The present invention relates to a cooling and freezing plant comprising at least one cooling space and at least one freezing space, said spaces being connected to a central refrigeration unit.

Due to the increasing environment consciousness during recent years the use of so called CFC refrigerants and halones has been questioned. The first-mentioned refrigerants are also known under the trade name "Freon".

There are, however, less harmful refrigerants, e.g. the well known R22, which has a high specific refrigerating effect. However, certain limitations prevail for this refrigerant at high condensing temperature if the evaporating temperature is low, such as in a usual freezing plant in a store. The necessary low condensing temperatures do not make it possible to recover condensing heat in a simple way for space heating or similar.

The premises with cooling and freezing plants which today are newly built and renovated, normally do not obtain a design that in a maximal way satisfies the requirements for reduction of the refrigerant quantity and the use of less harmful refrigerants.

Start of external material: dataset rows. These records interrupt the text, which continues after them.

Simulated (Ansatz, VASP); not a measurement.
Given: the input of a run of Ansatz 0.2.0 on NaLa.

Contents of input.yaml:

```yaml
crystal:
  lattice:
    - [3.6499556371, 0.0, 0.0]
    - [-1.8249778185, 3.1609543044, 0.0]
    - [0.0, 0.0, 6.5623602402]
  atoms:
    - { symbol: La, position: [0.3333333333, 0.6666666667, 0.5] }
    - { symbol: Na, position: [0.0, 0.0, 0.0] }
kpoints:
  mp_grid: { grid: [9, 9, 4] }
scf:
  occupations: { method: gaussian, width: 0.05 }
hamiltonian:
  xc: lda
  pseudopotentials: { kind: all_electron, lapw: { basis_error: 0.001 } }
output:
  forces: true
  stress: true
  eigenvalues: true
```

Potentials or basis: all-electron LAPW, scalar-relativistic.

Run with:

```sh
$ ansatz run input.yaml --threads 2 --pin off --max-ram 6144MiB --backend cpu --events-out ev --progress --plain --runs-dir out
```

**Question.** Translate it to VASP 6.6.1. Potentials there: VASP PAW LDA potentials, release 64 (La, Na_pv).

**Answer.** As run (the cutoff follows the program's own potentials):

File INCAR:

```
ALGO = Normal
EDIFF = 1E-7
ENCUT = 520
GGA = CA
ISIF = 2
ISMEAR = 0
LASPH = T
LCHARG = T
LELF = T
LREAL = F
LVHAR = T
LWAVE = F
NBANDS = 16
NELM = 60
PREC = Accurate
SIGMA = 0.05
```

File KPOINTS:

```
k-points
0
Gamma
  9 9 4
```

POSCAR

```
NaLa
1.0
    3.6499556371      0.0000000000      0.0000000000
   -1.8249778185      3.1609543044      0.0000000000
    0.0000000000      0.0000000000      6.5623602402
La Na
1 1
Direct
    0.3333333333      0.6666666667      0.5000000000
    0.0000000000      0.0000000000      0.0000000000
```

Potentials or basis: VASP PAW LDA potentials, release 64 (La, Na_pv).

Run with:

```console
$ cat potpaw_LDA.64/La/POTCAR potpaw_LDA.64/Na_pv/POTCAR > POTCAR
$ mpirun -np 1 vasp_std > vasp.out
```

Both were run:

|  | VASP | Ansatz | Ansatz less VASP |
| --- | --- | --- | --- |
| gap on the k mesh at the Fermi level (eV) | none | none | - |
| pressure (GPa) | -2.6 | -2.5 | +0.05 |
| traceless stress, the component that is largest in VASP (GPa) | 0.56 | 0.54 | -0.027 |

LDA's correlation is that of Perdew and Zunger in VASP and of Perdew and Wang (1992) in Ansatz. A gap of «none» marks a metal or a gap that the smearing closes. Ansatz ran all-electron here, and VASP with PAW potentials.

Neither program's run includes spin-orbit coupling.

The object of the invention is to provide a cooling and freezing plant which satisfies the requirements mentioned to a very great extent.

According to the invention this has been attained in that the central unit is connected for indirect cooling of the cooling space by means of a cold transfer medium which is cooled in the central unit and which, besides being fed to the cooling space, is also fed to the condenser in a local cooling unit arranged in association with the freezer cabinet.

By means of the invention the following advantages are attained:

1. The condensing temperature can be kept low by means of the circulating cold transfer medium from the cooling plant which also makes possible the use of the refrigerant R22, which is less harmful to the ozone layer, also at the low evaporation temperatures which are suitable in a freezer cabinet or a freezer chamber.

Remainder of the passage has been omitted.